Tuesday, March 3, 2015

Alois Brunner Talks about His Past



By Mark Weber

Published: 1990-04-01
  

Alois Brunner
(8 April 1912 – c. 2010)

I first heard about gas chambers after the end of the war,” says Alois Brunner, the “most wanted Nazi war criminal” still at large.

Following the Anschluss with Austria in 1938, SS Captain Brunner directed the Central Office for Jewish Emigration in Vienna, through which large numbers of Jews migrated to foreign countries.

The man known as “Eichmann’s right hand” later organized deportations of Jews from Berlin, France, Slovakia and Greece to ghettos and camps in eastern Europe.
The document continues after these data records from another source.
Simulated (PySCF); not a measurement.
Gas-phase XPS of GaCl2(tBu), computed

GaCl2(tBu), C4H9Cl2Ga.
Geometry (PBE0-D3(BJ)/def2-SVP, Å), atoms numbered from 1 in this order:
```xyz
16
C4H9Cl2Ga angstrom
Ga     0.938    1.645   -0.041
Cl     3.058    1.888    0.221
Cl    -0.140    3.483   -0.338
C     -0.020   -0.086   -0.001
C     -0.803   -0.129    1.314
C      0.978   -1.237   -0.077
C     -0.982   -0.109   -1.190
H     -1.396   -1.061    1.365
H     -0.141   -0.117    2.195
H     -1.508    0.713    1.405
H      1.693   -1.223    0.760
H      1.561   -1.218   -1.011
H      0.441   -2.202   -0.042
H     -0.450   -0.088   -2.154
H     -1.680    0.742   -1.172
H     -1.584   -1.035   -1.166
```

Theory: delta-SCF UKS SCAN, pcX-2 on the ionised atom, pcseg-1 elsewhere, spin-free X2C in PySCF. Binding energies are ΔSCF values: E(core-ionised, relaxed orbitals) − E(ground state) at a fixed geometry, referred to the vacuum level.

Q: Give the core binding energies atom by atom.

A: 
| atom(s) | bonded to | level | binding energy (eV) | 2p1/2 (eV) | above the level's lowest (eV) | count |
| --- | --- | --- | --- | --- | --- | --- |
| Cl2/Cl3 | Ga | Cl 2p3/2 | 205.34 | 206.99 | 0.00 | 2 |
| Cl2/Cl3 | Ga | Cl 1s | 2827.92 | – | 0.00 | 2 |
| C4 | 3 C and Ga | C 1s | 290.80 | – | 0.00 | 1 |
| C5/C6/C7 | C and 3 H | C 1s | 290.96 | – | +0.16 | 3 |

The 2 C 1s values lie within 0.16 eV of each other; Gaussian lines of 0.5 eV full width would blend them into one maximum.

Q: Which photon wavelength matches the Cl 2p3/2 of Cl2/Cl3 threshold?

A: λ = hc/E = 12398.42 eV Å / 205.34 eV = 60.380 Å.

Since the 1950s he has been living in exile in Damascus, Syria, under the name of “Georg Fischer.” Letter bomb attacks in 1961 and 1980 cost him one eye and the fingers of his left hand. Bodyguards constantly protect Brunner, who is now 76 or 77 years old; West Germany, Austria and France have asked for his extradition.

In 1985, the West German magazine Bunte published an interview in Damascus with Brunner, accompanied with color photographs. He told the Munich weekly that he had “no bad conscience” about his wartime work. Two years later, a rather widely reported Chicago Tribune interview gave the impression that an unrepentant Brunner admitted involvement in exterminating Jews.

What are the facts? Was Brunner really a mass murderer?

To pin down the truth, Austrian journalist Gerd Honsik flew to Damascus to interview Brunner. Honsik publishes the Austrian periodical Halt, which first made public the important 1948 Müller/Lachout document. (See the Journal of Historical Review, Spring 1988.)

Honsik met and talked at some length with Brunner in August 1987 in his apartment in the Syrian capital. Honsik reported in some detail on the meeting in his book, Freispruch fur Hitler?, which was published last year in Vienna. The illustrated work, which has been banned in Austria, is a collection of statements by 36 “witnesses,” including six former concentration camp inmates and several historians.

Brunner is a bitter and temperamental old man, reports Honsik, and it took some time to win his confidence.

“When did you learn about the gassing of Jews?” Honsik asked. Brunner’s reply: “After the war, from the newspapers!”